Remove All Adjacent Duplicates in String II: Stack-Based Character Counting

May 28, 20265 min read

leetcodeproblemmediumstringsstacks

Remove All Adjacent Duplicates in String II is LeetCode 1209, rated Medium. You are given a string s and an integer k. Repeatedly remove groups of k adjacent identical characters until no more removals are possible, then return the final string. For example, with s = "deeedbbcccbdaa" and k = 3, the result is "aa".

If you have solved Remove All Adjacent Duplicates in String (the easy version where k = 2), this is the natural next step. The same stack intuition applies, but you need a small twist to handle arbitrary group sizes.

Groups of 3+ identical adjacent characters (red) are removed repeatedly. The stack tracks each character and its consecutive count. When a count hits k=3, that entry is popped. Final result: "aa".

Why this problem matters

This problem teaches you how to extend a basic stack pattern to track additional state. The easy version only needed to compare two adjacent characters. Here, you need to count consecutive characters and only remove when the count reaches k. That counting extension is a pattern you will see in many stack problems where simple equality checks are not enough.

It also demonstrates cascading removals. Removing one group can bring previously separated characters together, forming a new group that also needs to be removed. A stack handles these cascading effects naturally because popping an entry exposes the entry beneath it, which may now merge with the next incoming character.

The key insight

The naive approach is to scan the string, find a group of k adjacent duplicates, remove it, and repeat. Each scan takes O(n) time, and in the worst case you might need O(n/k) rounds of scanning. That gives O(n^2/k) overall, which is too slow for large inputs.

The insight is to process the string in a single pass using a stack, but instead of pushing individual characters, push pairs of (character, count). When you encounter a character that matches the top of the stack, increment the count. When you encounter a different character, push a new pair with count 1.

The moment any entry's count reaches k, pop it immediately. That removal might expose the entry below it, and if the next character in the input matches that entry, the count keeps growing. This handles cascading removals without ever rescanning. Each character is pushed at most once and popped at most once, giving O(n) total time.

The solution

def removeDuplicates(s: str, k: int) -> str:
    stack = []
    for ch in s:
        if stack and stack[-1][0] == ch:
            stack[-1][1] += 1
            if stack[-1][1] == k:
                stack.pop()
        else:
            stack.append([ch, 1])
    return ''.join(ch * count for ch, count in stack)

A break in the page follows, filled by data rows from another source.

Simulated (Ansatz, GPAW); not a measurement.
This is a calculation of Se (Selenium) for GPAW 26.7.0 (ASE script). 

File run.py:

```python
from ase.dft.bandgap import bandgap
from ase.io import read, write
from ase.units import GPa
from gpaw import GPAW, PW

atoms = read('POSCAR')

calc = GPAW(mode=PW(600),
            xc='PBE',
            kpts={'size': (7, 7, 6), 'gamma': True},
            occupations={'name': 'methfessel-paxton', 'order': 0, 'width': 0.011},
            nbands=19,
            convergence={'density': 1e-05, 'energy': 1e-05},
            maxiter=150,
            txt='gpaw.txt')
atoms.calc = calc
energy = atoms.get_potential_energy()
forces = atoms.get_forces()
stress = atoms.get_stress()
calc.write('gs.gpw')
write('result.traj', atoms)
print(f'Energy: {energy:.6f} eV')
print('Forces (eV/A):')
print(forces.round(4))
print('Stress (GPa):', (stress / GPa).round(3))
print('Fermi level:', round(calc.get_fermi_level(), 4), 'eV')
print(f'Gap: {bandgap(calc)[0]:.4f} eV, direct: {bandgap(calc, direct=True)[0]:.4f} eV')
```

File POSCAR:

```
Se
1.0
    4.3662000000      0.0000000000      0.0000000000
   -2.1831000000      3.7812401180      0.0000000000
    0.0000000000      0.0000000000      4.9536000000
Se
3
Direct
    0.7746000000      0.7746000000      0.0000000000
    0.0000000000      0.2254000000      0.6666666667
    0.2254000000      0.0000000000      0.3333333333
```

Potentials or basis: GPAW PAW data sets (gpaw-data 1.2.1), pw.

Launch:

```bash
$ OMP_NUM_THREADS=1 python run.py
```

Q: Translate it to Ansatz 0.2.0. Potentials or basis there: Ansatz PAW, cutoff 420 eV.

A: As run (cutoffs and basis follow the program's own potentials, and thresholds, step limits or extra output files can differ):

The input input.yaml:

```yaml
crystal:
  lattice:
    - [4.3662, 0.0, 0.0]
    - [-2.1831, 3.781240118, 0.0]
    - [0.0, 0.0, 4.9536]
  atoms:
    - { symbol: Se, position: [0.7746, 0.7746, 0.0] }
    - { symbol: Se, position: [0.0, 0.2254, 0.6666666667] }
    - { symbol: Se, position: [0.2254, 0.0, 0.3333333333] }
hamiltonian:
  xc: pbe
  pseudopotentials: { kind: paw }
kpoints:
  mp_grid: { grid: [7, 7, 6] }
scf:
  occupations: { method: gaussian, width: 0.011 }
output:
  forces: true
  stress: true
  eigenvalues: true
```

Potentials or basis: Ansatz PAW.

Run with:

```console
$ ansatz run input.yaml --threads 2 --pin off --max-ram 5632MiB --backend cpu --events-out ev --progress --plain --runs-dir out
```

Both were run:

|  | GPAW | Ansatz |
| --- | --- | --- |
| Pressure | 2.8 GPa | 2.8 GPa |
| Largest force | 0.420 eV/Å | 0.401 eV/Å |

stack = []: Each entry will be a [character, count] pair tracking a run of identical characters.
for ch in s: Walk through the string one character at a time.
if stack and stack[-1][0] == ch: If the stack is non-empty and the top character matches the current one, we are extending an existing run.
stack[-1][1] += 1: Increment the count for the current run.
if stack[-1][1] == k: The moment the count hits k, we have found a group of k adjacent duplicates.
stack.pop(): Remove the entire group. This may expose the entry below, enabling cascading merges on the next iteration.
stack.append([ch, 1]): If the character does not match the top, start a new run with count 1.
''.join(ch * count for ch, count in stack): Rebuild the result by repeating each character by its count.

Use a list of [char, count] (mutable) rather than tuples. You need to modify the count in place when incrementing, and lists make that easy without rebuilding the entry each time.

Practice this pattern with spaced repetition

Visual walkthrough

Step 1: Process 'd' (index 0). Stack is empty, push ('d', 1).

Nothing on the stack yet. Push the first character with count 1.

Step 2: Process 'e' (index 1). Top is 'd', different. Push ('e', 1).

'e' does not match 'd' on top. Push a new entry for 'e'.

Step 3: Process 'e' (index 2). Top is ('e', 1). Same char, increment to ('e', 2).

Matches the top. Increment the count from 1 to 2. Not yet k=3, so keep it.

Step 4: Process 'e' (index 3). Top is ('e', 2). Increment to ('e', 3). Count = k! Pop it.

Three consecutive 'e's found. The count reaches k=3, so remove the entire group. Stack shrinks back to just ('d', 1).

Step 5: Process 'd' (index 4). Top is ('d', 1). Same char, increment to ('d', 2).

After removing the 'eee' group, 'd' is back on top. The new 'd' at index 4 merges with it. Count becomes 2.

Step 6: Process 'b' (index 5), then 'b' (index 6). Push ('b', 1), then increment to ('b', 2).

Two b's in a row. The count is 2, still below k=3. Stack grows.

Step 7: Process 'c' three times (indices 7-9). Push ('c', 1), increment to 2, then 3. Count = k! Pop it.

Three c's are pushed one at a time. When the count hits 3, the ('c', 3) entry is removed. 'b' is back on top.

Step 8: Process 'b' (index 10). Top is ('b', 2). Increment to ('b', 3). Count = k! Pop it.

This is the cascading effect. After the c's were removed, b was on top with count 2. A new b pushes the count to 3, triggering another removal.

Step 9: Process 'd' (index 11). Top is ('d', 2). Increment to ('d', 3). Count = k! Pop it.

Another cascade. The d from index 0 and index 4 were sitting on the stack. The new d triggers count 3 and the d group is removed. Stack is now empty.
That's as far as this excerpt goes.